In reply to: Thomas Munro (#29)

3 attachment(s)

Re: fdatasync performance problem with large number of DB files

On Fri, Mar 19, 2021 at 2:16 PM Thomas Munro <thomas.munro@gmail.com> wrote:

PS: For illustration/discussion, I've also attached a "none" patch. I
also couldn't resist rebasing my "wal" mode patch, which I plan to
propose for PG15 because there is not enough time left for this
release.

Erm... I attached the wrong version by mistake. Here's a better one.
(Note: I'm not expecting any review of the 0003 patch in this CF, I
just wanted to share the future direction I'd like to consider for
this problem.)

Attachments:

v5-0001-Provide-recovery_init_sync_method-syncfs.patchtext/x-patch; charset=US-ASCII; name=v5-0001-Provide-recovery_init_sync_method-syncfs.patchDownload

From a5faf47f720684bd7952ecf0ca0c495d9ec14989 Mon Sep 17 00:00:00 2001
From: Thomas Munro <thomas.munro@gmail.com>
Date: Sun, 27 Sep 2020 17:22:10 +1300
Subject: [PATCH v5 1/3] Provide recovery_init_sync_method=syncfs.
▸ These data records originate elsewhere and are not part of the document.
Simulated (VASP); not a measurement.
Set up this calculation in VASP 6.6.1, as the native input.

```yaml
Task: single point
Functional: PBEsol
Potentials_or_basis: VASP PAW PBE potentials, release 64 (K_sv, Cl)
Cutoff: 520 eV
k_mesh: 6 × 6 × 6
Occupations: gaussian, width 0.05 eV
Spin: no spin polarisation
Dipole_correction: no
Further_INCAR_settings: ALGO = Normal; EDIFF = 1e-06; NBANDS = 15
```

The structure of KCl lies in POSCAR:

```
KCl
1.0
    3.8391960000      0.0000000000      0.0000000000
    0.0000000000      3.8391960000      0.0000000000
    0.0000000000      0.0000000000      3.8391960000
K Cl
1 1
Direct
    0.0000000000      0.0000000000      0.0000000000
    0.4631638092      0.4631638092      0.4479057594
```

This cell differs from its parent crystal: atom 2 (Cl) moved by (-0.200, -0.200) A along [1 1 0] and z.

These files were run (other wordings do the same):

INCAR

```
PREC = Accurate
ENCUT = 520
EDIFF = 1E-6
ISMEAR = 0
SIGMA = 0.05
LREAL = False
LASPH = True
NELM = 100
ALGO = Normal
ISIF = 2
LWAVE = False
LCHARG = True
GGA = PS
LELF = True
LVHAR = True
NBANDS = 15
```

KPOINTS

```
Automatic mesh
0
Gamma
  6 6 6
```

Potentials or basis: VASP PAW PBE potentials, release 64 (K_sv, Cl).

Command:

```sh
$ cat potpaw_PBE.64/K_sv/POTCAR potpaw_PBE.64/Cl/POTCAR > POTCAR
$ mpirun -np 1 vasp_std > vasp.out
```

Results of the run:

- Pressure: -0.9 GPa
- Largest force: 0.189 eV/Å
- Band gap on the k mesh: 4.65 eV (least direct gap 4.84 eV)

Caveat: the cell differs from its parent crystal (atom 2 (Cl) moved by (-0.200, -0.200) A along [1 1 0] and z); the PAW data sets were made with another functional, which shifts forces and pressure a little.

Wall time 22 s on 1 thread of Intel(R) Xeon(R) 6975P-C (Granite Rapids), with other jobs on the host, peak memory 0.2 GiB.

On some systems, opening every file in the data directory can be very
slow, as the first step before crash recovery can begin.  Provide an
alternative method, for Linux only, where we call syncfs() on every
possibly different filesystem under the data directory.  This avoids
faulting in inodes for potentially very many inodes.  It comes with some
caveats, so it's not the default.

Reported-by: Michael Brown <michael.brown@discourse.org>
Reviewed-by: Fujii Masao <masao.fujii@oss.nttdata.com>
Reviewed-by: Paul Guo <guopa@vmware.com>
Reviewed-by: Bruce Momjian <bruce@momjian.us>
Discussion: https://postgr.es/m/11bc2bb7-ecb5-3ad0-b39f-df632734cd81%40discourse.org
Discussion: https://postgr.es/m/CAEET0ZHGnbXmi8yF3ywsDZvb3m9CbdsGZgfTXscQ6agcbzcZAw%40mail.gmail.com
---
 configure                                     |  2 +-
 configure.ac                                  |  1 +
 doc/src/sgml/config.sgml                      | 30 +++++++++
 src/backend/storage/file/fd.c                 | 61 ++++++++++++++++++-
 src/backend/utils/misc/guc.c                  | 17 ++++++
 src/backend/utils/misc/postgresql.conf.sample |  1 +
 src/include/pg_config.h.in                    |  3 +
 src/include/storage/fd.h                      |  6 ++
 src/tools/msvc/Solution.pm                    |  1 +
 9 files changed, 120 insertions(+), 2 deletions(-)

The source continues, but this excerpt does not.